Home / Grid tools & services / Data access & analysis

Data access using AMI

Page under construction

Important links

See also

Answers to user questions; these may eventually move to a FAQ.

Introduction

AMI is the general Atlas Metadata Interface and dataset selection interface. Any database, which provides descriptors of its content in the AMI-compliant format, can be accessed by AMI. One special application is the browsing and search of datasets, which provides - among others - the following services:

An excellent tutorial introduces the user step-by-step to the system. The most frequently used functionalities are listed below in short form. You should register with AMI, preferably with your Grid certificate, such that the system can authorize you automatically. AMI provides for each registered user a personalized AMI-user home page, which lists your AMI-bookmarks (different from your browser's bookmarks), e.g. URLs of displays of dataset selections, which you previously made. We distinguish below between the AMI-home page and the AMI user-home page.

There are still a few rough edges, please report them to atlas-bookkeeping. The working of links will be reviewed and improved; you may find that the browser's back button does not work, or clicking on the right-mouse button may lead to an unexpected page. For the time being avoid using the right-mouse button. Occasionally the response of the AMI server is slow; in this case try again.

AMI dataset search services

The following sections highlight some of the functionality of the AMI dataset search. They do not replace the tutorial, but are intended to provide a quick overview and invitation to explore the system in more detail.

1 - Preparation

User registration
Register
						  > AMI-home > menu Applications > ATLAS > Dataset Selection 
						  > menu Tools > Register User   
						   Register your Grid certificate (recommended) 
 						  > menu Tools > Register Certificate 
				  
Access your AMI-home page
 On most pages  
						 >  top navigation bar > "user symbol" + Home 
						  Alternatively start from AMI-home   
						 > AMI-home > menu Applications > ATLAS > Dataset Selection 
				 
Note: AMI-Home and user-Home are presented with different symbols. You may want to bookmark your user-Home page in your browser.

2 - Quick search

This is the standard way of searching and investigating datasets. It provides a quick overview of existing datasets and leads to more detailed information.

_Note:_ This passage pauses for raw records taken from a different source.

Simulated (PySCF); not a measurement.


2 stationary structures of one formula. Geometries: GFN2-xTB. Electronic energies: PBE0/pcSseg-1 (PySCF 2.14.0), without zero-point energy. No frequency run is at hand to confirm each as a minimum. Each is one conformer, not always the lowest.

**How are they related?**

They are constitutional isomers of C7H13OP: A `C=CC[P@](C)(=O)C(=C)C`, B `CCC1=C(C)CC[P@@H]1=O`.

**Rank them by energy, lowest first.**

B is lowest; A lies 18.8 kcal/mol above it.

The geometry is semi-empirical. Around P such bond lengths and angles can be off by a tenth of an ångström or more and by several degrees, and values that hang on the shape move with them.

Display the table of selected datasets
 > user-Home > menu Datasets > Simple Search > choose button "dataset name search" 
					Example 1 :  > in the field enter  csc%Zee% 
					Example 2 :  > in the field enter  %csc%Zee%AOD% 
				
Example 1 lists two project-subprojects, example 2 lists one only. The latter is used below to demonstrate how to explore the information available in a table.
Order the table of datasets
Choose to display all datasets. You may have to click "Full screen" to see all columns.
 > in field "View" enter > 100 > press button "Search" 
Then order the datasets according to prodsysStatus. See the available values by clicking on the "bulb" close to prodsysStatus; close the popup by moving the mouse over "Close" in its right upper corner. Play also with other columns; note that not all descriptions in column physicsSubcategory are sufficiently descriptive to be useful in a selection command.
Meaning of control buttons at right, above the table
Refine Query Allows further selections, see below
Edit Fields Allows to select columns to be displayed, e.g. remove dataType
Export > Ganga / XML/ .. To get a readable display, you may have to inspect the page in the browser's source view
Query > gLite / SQL Shows in a popup the query command used to select the datasets
Meaning of URLs below the logicalDatasetName
DQ2 Link to Panda/BNL page of the dataset,
access to file content, location at Tiers, download command, etc
Ganga export Text file with dataset name
Prodsys Information on task on Grid
Provenance Relationship to other datasets, jobOptions etc, see below
Series Front part of dataset name,
information on trigger, version of simulation, reconstruction

3 - Overview

Overview of catalogues and series
The overview page displays the catalogues and corresponding series, where series is the front part of the dataset name. Note that series names like trig0-calib0-csc11 are constructed by prepending to the original series name csc11 the action at subsequent processing steps. Example
 > user-Home >  menu Datasets >  Overview
						 >  select in column Catalogue csc-production  
						 > in column Series  > choose trig0-calib0-csc11 > click Browse 
				

4 - Advanced search

Advanced search
 > user-Home >  menu Datasets >  Advanced Search
				
The advanced search page is targeted at physics groups. Menus offer choices when standard values are in use. See the bottom field, which offers choices of physics properties, e.g. the eta region or the detectorLayout.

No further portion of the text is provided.